What is it about letting go that has us holding on so tight?

The things we were asked to carry but never meant to hold are, by far, the hardest to let go.

It’s late November, and the autumn skies won't be bothered to hurry. Somewhere on the other side of the setting sun, winter waits. Look around, and you can hear it whispering to you, compelling you to hush the hurry and embrace the waning moments of the season. This day finds me in the City of Roses, my birthplace, Portland, Oregon. Born in the City of Roses requires one to live amongst the thorns. Roses beauty, thriving in the thickest of thickets. I walk the soggy streets, capturing the mosaic masterpiece unfolding before me, praying the winter winds of Christmas don’t hurry me along. I pull my jacket a little tighter and close my eyes to a sun that broke free from a patchwork of clouds stitched together for days. The downpour outside mirrors the apprehension in my heart. This day holds me captive in time, and the melody of a memory pulls my gaze to the dying leaves falling all around me. Quietly humbled, I admire their ability to let go and embrace the fading season with remarkable beauty and grace.

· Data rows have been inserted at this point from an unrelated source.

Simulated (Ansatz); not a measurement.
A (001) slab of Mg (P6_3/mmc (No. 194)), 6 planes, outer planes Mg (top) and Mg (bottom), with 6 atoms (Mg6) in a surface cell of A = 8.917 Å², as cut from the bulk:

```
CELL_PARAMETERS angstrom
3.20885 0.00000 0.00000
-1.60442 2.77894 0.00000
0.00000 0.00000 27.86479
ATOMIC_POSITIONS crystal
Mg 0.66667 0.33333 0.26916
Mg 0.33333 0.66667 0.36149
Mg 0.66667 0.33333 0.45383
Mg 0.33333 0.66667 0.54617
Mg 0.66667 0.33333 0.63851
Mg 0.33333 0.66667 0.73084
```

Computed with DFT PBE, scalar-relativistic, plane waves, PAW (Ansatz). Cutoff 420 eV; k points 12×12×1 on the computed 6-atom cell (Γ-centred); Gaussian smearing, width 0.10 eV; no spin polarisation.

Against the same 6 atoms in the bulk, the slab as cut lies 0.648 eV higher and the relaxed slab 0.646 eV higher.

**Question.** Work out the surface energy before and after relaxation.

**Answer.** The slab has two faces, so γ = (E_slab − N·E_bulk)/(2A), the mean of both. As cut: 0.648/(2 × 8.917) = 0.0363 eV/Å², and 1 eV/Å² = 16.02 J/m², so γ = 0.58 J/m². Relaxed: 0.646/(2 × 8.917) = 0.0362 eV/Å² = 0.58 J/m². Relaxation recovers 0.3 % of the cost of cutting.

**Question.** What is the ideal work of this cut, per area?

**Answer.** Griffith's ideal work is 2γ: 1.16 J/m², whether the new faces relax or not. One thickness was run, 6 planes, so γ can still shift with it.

Somewhere on the other side of the setting sun, a new day will dawn, and time will have me longing for this moment. I slow my steps and kick the fallen leaves that grace the path beneath my feet. I breathe in the memories of the city I find myself in today. I walk through time; heading to where my story began and the interruption that called me home to find the heart I left here all those years ago. As I walk, I ask myself the same question that has troubled my steps for over two years.

What is it about letting go that has us holding on so tight?

The answer remains hidden beneath a weeping sky, so I walk on through time. Through a time around the corner and long ago times, through time spent waiting and for a time yet to come. Autumn does that to us. Somehow it calls to us from the past and anchors us in a very present future. We count down the days until Christmas while looking back at a year quickly leaving us. The moments behind us and those before us, we stay suspended in mid-air with the order of things, waiting somewhere in the messy middle. This day, like most, has me in midair, falling like the leaves from the barren branches. Somewhere between what was and what will be. I walk on through time as the days march toward my dog-eared day of days.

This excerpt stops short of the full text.